The CSA wins: what next in the USA?

You have it on the nose... North Korea, but providing cotton, timber, and latter on, oil.
Would they even have oil? From what I remember most of the early major oilfields seem to have been either in Union states/territories or Texas. At what point in its history did Texas start getting its self-opinion of exceptionalism? If the rest of the CSA is starting to stagnate economically whilst they have a large cattle industry and then find themselves sitting on top of all this oil I do have to wonder if they might not try to secede as the Republic of Texas and strike out for themselves.
 
Would they even have oil? From what I remember most of the early major oilfields seem to have been either in Union states/territories or Texas. At what point in its history did Texas start getting its self-opinion of exceptionalism? If the rest of the CSA is starting to stagnate economically whilst they have a large cattle industry and then find themselves sitting on top of all this oil I do have to wonder if they might not try to secede as the Republic of Texas and strike out for themselves.

In fact, during the ACW, it was always Texas that was pointed to as the most likely state to break off post-CSA victory. Politically, they were to the CSA what the Antebellum South was to the USA. gimme-gimme-gimme or I secede!:mad:
 

frlmerrin

Banned
Rob,
I am going to have to ask for some clarification from you before trying to answer your last post directed at me.

I made the statement

2) I would point out that almost all whites in this period were committed to white supremacy, Union, CSA, British or French.

After some discussion you came up with 28 news paper articles which you seemed to think demonstrated that I was mistaken in my assertion. Having carefully read the anecdotes I am puzzled. Whist most (not all) would somewhat support the assertion that some sectors of British society might not be quite as in favour of white supremacy as I have suggested several of them make very clear that the authors believed that the USA/Union was completely committed to white supremacy.
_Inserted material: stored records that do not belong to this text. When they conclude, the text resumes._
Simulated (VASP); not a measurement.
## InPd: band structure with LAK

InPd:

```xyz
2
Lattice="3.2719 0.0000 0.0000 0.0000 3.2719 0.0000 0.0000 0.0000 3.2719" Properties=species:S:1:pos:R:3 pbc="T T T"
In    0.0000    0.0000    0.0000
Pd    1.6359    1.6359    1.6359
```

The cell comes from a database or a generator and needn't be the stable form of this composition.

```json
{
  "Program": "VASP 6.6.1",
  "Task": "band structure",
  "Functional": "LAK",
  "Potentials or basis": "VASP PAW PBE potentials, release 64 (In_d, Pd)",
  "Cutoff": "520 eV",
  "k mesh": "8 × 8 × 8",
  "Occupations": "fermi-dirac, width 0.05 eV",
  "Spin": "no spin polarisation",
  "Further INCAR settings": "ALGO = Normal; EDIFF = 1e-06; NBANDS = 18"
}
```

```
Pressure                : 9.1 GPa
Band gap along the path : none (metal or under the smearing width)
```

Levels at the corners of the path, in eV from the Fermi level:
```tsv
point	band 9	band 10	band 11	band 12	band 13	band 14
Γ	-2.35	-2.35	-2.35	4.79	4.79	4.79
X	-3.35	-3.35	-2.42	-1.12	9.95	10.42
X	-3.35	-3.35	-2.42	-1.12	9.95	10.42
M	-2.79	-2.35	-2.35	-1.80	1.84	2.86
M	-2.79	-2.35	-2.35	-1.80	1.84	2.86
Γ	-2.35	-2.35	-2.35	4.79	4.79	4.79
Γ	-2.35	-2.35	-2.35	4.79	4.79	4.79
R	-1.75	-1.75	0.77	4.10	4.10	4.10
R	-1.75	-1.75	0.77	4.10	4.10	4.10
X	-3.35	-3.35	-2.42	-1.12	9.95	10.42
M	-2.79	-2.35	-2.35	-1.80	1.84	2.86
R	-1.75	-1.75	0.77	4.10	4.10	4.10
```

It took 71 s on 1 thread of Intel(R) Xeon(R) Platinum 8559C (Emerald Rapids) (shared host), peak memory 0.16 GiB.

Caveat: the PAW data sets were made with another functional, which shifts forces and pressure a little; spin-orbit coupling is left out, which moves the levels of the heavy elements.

So my question is, are you suggesting that my assertion is wrong in its entirety, in which case you have undermined your own argument or are you suggesting that it was just the British that were above such attitudes, in which case your posts make sense even if they don’t make your case. Please advise.
 
Please advise.

I provided you a demonstrative anecdote to show what happened to people in Britain at the time who advanced theories of white supremacy (to summarise: they were laughed at, hissed, and refuted). You then responded with:
very few British people were even exposed to this positive view… you have not shown this anecdote to be in anyway representative of the national feelings of the British people just one tiny part of the British polity

I then provided you with 28 different quotes and anecdotes from newspapers and individuals, taken from across the country and from all political persuasions. With an encouraging regularity, these either completely rejected the argument that black people were inferior for anything other than social reasons or expressed abhorrence at the manifestations of systematic racism which they perceived in the North. This, I felt, would put to bed the idea that, in Britain, “almost all whites in this period were committed to white supremacy”. May I remind you (once again) that the evidence you have provided for your assertion consists of two quotes 10-30 years (possibly 30-90) after the events we’re discussing, and your own suppositions about what may lie beneath a selection of British foreign policy decisions cherry-picked from the period 1790-1900. If “almost all whites in this period were committed to white supremacy” you should able to be overwhelm us with quotations from contemporary sources arguing that black people are inherently inferior and fully endorsing schemes of discrimination.

When I discussed Britain, I was making no suggestions about the relative levels of racism in the Union compared to the Confederacy. I would, however, point out that the quotations I provided show that the British were horrified by the fact that the North did not treat black people as equal to whites. This is a substantial improvement on keeping them as property as the Confederates did, a situation which their state was created in order to codify and entrench. I must admit that I thought this was such a blindingly obvious point that I would not have to state it fully as I am doing now. Indeed, contributions from Fiver and usertron2020 demonstrate that the median Confederate (as we might term him) possessed racist attitudes qualitatively different to his northern neighbour, and how this was fully reflected in the political discourse of the Confederacy. My posts about Britain do nothing more than confirm that the Confederacy was even further up the bell curve when a more global perspective is taken into account.